In light of recent events, Michael and I faced the question this weekend, “now what?” Do we continue to let the kids walk to school?

I know many of you will whole-heartedly disagree with us – and that’s okay; I understand your perspective – but we confidently decided together to let them continue. I’ve been mentally fleshing-out our reasons in hopes of clearly explaining why, and to hopefully stimulate your own thoughts about your own families.

It comes down to this: we don’t want our kids to live in fear. If we said, “no, you are not allowed to walk to school anymore, even though your response last week was dead-on, absolutely correct,” then what we are really communicating is The world is too scary of a place, and when something bad happens, you high-tail it out of there and retreat. You can’t handle this.

What we want to communicate is Yes, the world is a scary place. Bad things happen, and there are some really rotten people out there. But I am confident that you can handle it.
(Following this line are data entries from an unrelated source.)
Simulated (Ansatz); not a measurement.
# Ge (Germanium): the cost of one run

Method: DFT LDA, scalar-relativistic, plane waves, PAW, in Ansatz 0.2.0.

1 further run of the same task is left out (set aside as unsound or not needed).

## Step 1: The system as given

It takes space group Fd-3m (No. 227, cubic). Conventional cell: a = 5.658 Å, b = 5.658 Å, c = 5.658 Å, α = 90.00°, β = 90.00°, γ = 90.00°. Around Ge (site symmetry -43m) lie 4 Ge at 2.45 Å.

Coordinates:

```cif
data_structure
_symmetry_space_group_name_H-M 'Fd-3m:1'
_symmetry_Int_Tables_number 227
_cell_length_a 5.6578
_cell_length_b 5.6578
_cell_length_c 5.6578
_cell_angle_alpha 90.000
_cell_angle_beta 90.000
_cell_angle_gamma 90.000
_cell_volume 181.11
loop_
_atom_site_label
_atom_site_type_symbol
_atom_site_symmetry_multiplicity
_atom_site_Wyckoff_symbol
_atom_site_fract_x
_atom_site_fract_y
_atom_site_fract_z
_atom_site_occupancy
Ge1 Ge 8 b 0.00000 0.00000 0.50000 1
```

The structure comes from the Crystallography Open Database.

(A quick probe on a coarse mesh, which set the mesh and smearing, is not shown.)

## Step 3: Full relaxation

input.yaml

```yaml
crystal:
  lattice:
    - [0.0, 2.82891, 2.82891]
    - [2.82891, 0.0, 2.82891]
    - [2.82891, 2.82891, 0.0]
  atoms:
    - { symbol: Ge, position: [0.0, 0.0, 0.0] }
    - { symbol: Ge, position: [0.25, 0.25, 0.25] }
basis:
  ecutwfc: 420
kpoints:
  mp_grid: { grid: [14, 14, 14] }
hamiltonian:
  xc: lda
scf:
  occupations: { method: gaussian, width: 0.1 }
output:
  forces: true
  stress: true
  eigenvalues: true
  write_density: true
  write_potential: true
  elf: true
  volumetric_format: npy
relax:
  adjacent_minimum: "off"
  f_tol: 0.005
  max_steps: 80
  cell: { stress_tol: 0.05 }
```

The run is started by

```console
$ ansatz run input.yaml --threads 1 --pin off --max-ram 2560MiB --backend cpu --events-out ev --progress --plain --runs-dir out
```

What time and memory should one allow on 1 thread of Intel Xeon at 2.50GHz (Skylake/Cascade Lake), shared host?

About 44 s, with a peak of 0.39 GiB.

The kids were prepared. That’s a huge part of this. They knew what to do, and they did it (other than waiting two hours to tell me…but now they know better). As much as I would love to put my kids in a little bubble and protect them from all the evil in the world, I can’t. That is not realistic. Yes, protecting my kids is part of my job, and I do that as is needed and age-appropriate. If there is a situation that they can’t handle, I step in. But instead of completely (and unhealthily) protecting them, I would much rather prepare them to deal with the evil themselves. I can’t always be there to do it for them. I think part of being a good parent is letting your kids go, letting them prove themselves, letting them learn responsibility. They can’t do that when I am hovering and guarding their every move.

Some might say, “there are only two days left in the school year – why not drive them for those two days and let them walk again in the fall?” Huh? Where is the logic in that? Danger is constant. You’re not safe from danger until you’re dead. What is the difference between walking for the last two days and the first two days three months from now?

I was thinking about how this looks in different scenarios. When the kids were babies, we covered up all the outlets because they did not have the reasoning skills to know that fingers, toys, and eating utensils do not belong in an electrical outlet. But they know that now, so we have taken off all the outlet covers. They are responsible enough to know the proper use of an outlet. Nathan is not allowed to plug anything in yet because he does not know how to get his fingers out of the way. Meghan and Griffin have free reign over the outlets because they do know.

Water is a scary thing. As one of my friends said recently, it is unforgiving. But I don’t forbid my kids from swimming because of the risk of drowning. No, I make darn sure they know how to swim. Until they do, they do not leave my sight or their life vests.

So it’s kind of the same thing. Michael and I know our kids, we’ve prepared our kids, and we know they are responsible and equipped. They have proven to us that they know what to do in a dangerous situation. We set strict rules when they started walking to and from school: stay on the sidewalk, stay together, be kind, don’t pick up rocks or sticks (guess who that last one was for?). And for the most part, they have followed the rules (still working on the rocks and sticks part). We also went over every possible dangerous-situation scenario and discussed what they should do. We did not send them out unprepared.

The world is a very scary place. Even suburbs can be scary. But scariness is everywhere – and all we can do is know our kids, equip our kids to face it, and pray like crazy.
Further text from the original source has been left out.